The new series will also feature teams owned by seven times Formula One world champion Lewis Hamilton, Button's former McLaren team mate, and Mercedes' 2016 world champion Nico Rosberg. Neither will be driving, however.

American track rivals Chip Ganassi Racing, sponsored by General Motors' GMC, and Andretti Autosport will also be there, racing in environmentally-damaged parts of the planet to highlight the effects of climate change.

The five round series of short races will feature a male and female driver in every team, with women and men competing against each other.

"There's a lot of talented women out there and it’s nice to see that they are at the forefront now and in a category that’s very competitive," said Button.

"Also I love what Extreme E is doing, running these electric vehicles in places that have been seriously affected by climate change... we’re not going to change the world by driving there, it’s about bringing awareness to those areas.

"For me as a racing driver I’m going there to have fun and race against the best in off-roading and I really think it will be a pretty cool spectacle."

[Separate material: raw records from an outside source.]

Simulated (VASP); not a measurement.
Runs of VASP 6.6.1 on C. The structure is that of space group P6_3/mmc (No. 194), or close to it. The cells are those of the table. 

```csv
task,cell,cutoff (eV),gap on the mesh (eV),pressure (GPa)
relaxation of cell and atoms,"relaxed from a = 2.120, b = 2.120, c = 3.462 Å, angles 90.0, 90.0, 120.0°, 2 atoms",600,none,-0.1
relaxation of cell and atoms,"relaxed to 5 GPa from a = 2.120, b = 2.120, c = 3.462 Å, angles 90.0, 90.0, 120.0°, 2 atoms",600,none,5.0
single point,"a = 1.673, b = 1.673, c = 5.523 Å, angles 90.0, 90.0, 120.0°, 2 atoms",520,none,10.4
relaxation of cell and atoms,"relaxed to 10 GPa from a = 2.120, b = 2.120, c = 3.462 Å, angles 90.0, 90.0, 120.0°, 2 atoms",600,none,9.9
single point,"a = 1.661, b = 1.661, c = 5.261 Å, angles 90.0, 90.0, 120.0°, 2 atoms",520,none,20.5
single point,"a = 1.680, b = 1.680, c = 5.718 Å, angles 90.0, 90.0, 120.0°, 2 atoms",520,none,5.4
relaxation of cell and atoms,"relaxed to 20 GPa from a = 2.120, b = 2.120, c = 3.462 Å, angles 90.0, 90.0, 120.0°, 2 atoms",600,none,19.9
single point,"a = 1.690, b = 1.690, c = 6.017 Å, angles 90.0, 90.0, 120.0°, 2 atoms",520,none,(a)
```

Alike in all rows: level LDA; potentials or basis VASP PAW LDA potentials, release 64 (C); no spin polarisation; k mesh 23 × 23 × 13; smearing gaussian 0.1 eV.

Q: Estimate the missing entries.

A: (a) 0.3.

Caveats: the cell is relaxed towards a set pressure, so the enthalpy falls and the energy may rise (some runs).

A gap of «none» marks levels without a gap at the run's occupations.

For Button, going off-road also takes him full circle to his youth when his late and much-missed father John raced in rallycross.

"I used to love watching the old boy race in rallycross. He used to race a Beetle, rear-wheel drive," he recalled. "I loved it and he was so good at drifting a car and then VW said he had to drive a Golf which he didn’t like as it was front-wheel drive.

"He was a good drifter and much better than I am but I can learn and hopefully he passed that down. I’m still yet to see, but I’m hoping he has."